Server optimization

Introduction

In most server applications there is a set of resources that can be optimized:

CPU
Memory
Network

And there are a common set of metrics that can be used to measure application performance:

Latency
Throughput

Node.js with Server-Side Rendering have some specifics:

Node.js is single-threaded and doesn't like long blocking tasks
SSR unfortunately is long blocking task

SSR especially suffer for CPU limits in Kubernetes clusters - https://medium.com/pipedrive-engineering/how-we-choked-our-kubernetes-nodejs-services-932acc8cc2be

This guide will contain a set of recommended optimizations to make your application faster and more reliable in all self-hosted environments:

K8s limits
Request Limiter
Semi space size
Agent keepAlive
libuv threads
DNS resolve cache

Optimizations

K8s limits

TL;DR: provide 1000m - 1150m CPU limit/request, run Node.js with --max-old-space-size=(0.75% * memory.limit) parameter

Low CPU limits can significantly slow down your application response time because of CPU throttling. More information why:

Node.js is single-threaded, but can use multiple threads for Garbage Collector or DNS resolve. Because of that, optimal configuration is 1150m CPU limit/request. Minimal recommended configuration is 1000m CPU limit/request.

There is a one disadvantage - with this CPU limits, if you maintain a sufficient number of instances with good latency and throughput, you may experience poor CPU utilization. Nevertheless, this represents a trade-off between effective CPU usage and low latency.

With memory limits, to optimize memory optimization and prevent OOM failures, you need to pass --max-old-space-size parameter to Node.js options.

As a start, you can calculate size by the following formula: 0.75 * memory.limit, or 75% of current container memory limit. Then you can run benchmark and monitor application metrics for a long time, and try to find optimal value. This is recommendation from Node.js Best Practices guide.

For setting this parameter you need to run server.js using the node command with the --max-old-space-size parameter. This command is typically located in the Dockerfile:

Dockerfile
FROM node:20-buster-slim
WORKDIR /app
COPY dist/server /app/
COPY package.json /app/
ENV NODE_ENV='production'

EXPOSE 3000
CMD [ "node", "--max-old-space-size=350", "/app/server.js" ]

Request Limiter

TL;DR: connect @tramvai/module-request-limiter to your application

Unexpected traffic spikes can make your application unresponsive. A blocked event loop will prevent your application from processing new and current requests, while memory usage may increase and lead to Out-of-Memory (OOM) errors.

@tramvai/module-request-limiter module can monitor your application's health and dynamically limit the number of requests handled concurrently by the application. It will automatically start working once connected to the application.
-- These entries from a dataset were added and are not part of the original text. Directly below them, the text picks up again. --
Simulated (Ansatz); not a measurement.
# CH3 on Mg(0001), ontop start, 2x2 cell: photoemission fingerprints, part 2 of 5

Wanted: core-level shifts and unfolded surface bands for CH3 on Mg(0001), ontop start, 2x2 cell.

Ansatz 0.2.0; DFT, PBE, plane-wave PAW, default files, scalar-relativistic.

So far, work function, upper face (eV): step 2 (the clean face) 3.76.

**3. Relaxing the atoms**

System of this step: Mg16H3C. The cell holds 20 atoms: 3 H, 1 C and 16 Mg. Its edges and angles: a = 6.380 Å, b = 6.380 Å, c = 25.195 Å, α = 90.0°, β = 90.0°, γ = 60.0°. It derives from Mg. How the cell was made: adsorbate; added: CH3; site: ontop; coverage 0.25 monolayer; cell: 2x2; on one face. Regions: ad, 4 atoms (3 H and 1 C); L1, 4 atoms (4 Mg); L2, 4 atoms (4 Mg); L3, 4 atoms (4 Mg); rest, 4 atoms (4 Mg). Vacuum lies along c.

When the application is overloaded, the module will return a 429 error to the client. You can handle this error at the load balancer level and return Client-Side Rendering fallback or some page fallback cache.

More information:

Semi space size

TL;DR: set Node.js --max-semi-space-size parameter to 32mb or 64mb, run benchmarks, and choose the best balance for CPU usage and memory consumption.

--max-semi-space-size documentation

The default value depends on the memory limit. For example, on 64-bit systems with a memory limit of 512 MiB, the max size of a semi-space defaults to 1 MiB. On 64-bit systems with a memory limit of 2 GiB, the max size of a semi-space defaults to 16 MiB.

During application performance profiling, you may observe that your code spends a significant amount of time on Garbage Collector (GC) work. By default, GC work too frequently, and we can reduce the number of GC runs by increasing the size of the semi space. This optimization will reduce the CPU workload and make your event loop less busy, resulting in faster response times, especially in the 95th and 99th percentiles.

One disadvantage of this optimization is that it will increases the memory usage of your application. For environments, where memory is limited, for example test deployments, prefer not to use this optimization.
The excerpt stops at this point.